Here’s my T-21 blaster tutorial. There hasn’t really been many clear T-21 tutorials, so I thought I would document my build and share it with the Empire!

Keep in mind that this is not a “millimeter” exact replica, it’s the best I could make using many reference photos of actual Lewis guns, screenshots from ANH, and scaling all of the photos in Photoshop to create a template. I preferred not to use photos of T-21’s since most are interpretations, or cast copies of a real Lewis anyways. For any given part, I would gather at least 3 images, and then scale them in Photoshop to the same scale, and take the measurements from inside the software.

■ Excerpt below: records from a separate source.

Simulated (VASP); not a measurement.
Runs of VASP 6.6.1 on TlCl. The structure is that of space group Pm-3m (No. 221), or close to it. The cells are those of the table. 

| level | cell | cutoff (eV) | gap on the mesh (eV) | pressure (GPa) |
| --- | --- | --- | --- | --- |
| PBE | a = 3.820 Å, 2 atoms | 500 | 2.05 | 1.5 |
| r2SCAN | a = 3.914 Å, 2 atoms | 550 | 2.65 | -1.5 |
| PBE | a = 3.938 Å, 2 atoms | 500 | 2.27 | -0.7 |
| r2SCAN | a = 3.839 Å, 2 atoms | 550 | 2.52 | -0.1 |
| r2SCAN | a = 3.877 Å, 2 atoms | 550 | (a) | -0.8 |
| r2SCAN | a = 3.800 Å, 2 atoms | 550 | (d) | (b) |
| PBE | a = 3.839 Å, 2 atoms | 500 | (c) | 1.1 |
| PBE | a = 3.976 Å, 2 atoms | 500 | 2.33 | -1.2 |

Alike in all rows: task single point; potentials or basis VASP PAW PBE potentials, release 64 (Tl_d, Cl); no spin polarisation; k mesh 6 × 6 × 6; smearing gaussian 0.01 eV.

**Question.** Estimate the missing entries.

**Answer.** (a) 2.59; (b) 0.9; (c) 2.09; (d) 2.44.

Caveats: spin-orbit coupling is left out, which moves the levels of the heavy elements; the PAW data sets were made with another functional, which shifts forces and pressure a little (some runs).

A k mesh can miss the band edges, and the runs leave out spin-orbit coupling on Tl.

Don’t worry about getting every measurement and detail exact. The fact is, only real enthusiasts will know you’re “an eighth of an inch off here”, the average person will know it’s a BFG blaster, so just get on with it. That being said, if you want to go all the way and add every wire and greeblie, go for it. Interpret this template and tutorial as you wish and modify your build to suit your needs. Enjoy the build!

I had to make substitutions for many materials, since not everything is available locally. Always look around the house and see what you can find. The fact is, if we all had machine shops with lathes and CNC machines, making props would be much easier. But part of the fun is sourcing “found” parts and supplies you can use, that’s the SW tradition!

I feel that this is a fairly accurate trooping blaster. If anyone has any more detailed measurements, please feel free to share them so that we can develop a more detailed resource for the T-21 blaster.

With that out of the way, let’s get started! First off is a materials list.

Materials

3/4 “ inch thick wood (I used pine shelving)for the main body / receiver

3/8” inch thick wood for the stock (I couldn’t find any, so I used ¼”)

3.5” diameter PVC pipe for the main barrel (I used 3” “Cell core” ABS pipe, which has an outer diameter of approx 3.5”)

3.5” connector (you will cut rings from this)

2.5” diameter PVC pipe for the barrel tip (I couldn’t find any locally, so I took some 3” PVC and cut it down to 2 7/8” diameter)

4” corrugated drain tubing for the barrel (you can use D profile adhesive rubber trim for car doors for more accuracy)

Sheet styrene for details (I used 2mm and 1.5mm a lot)

1.25” piping (small section for the sight)

2” PVC piping (for the chamber or whatever you call it that holds the bullets in the main body / receiver )

Tools

Jig saw / scroll saw

Saw for cutting large sections / straight lines

Dremel

Files

Sandpaper

Clamps (spring clamps like you used for armor)

Rivet gun / rivets (1/8”)

Craft / exacto knife

Adhesives, etc.

E-6000

Wood glue

Plastic weld (styrene glue)

Bondo

Various screws / bolts (use what you have around the house)

Krylon primer

Krylon satin black

Dark brown for the stock

Gold or silver for the cooling vents

Any other paints you want to weather the blaster (silver, gunmetal, bronze, etc..)

To start, you can use this T-21 template I've created here:

http://forum.mepd.net/index.php?showtopic=6376

Print it out full size (spread them over several sheets if you need to).

My first issue was creating the front part of the barrel tip. Based on some measurements, it's approx 2.75" to 2 and 7/8" in diameter. i couldn't find anything, so I took some 3" PVC, cut about and inch from the length, and glued it back together.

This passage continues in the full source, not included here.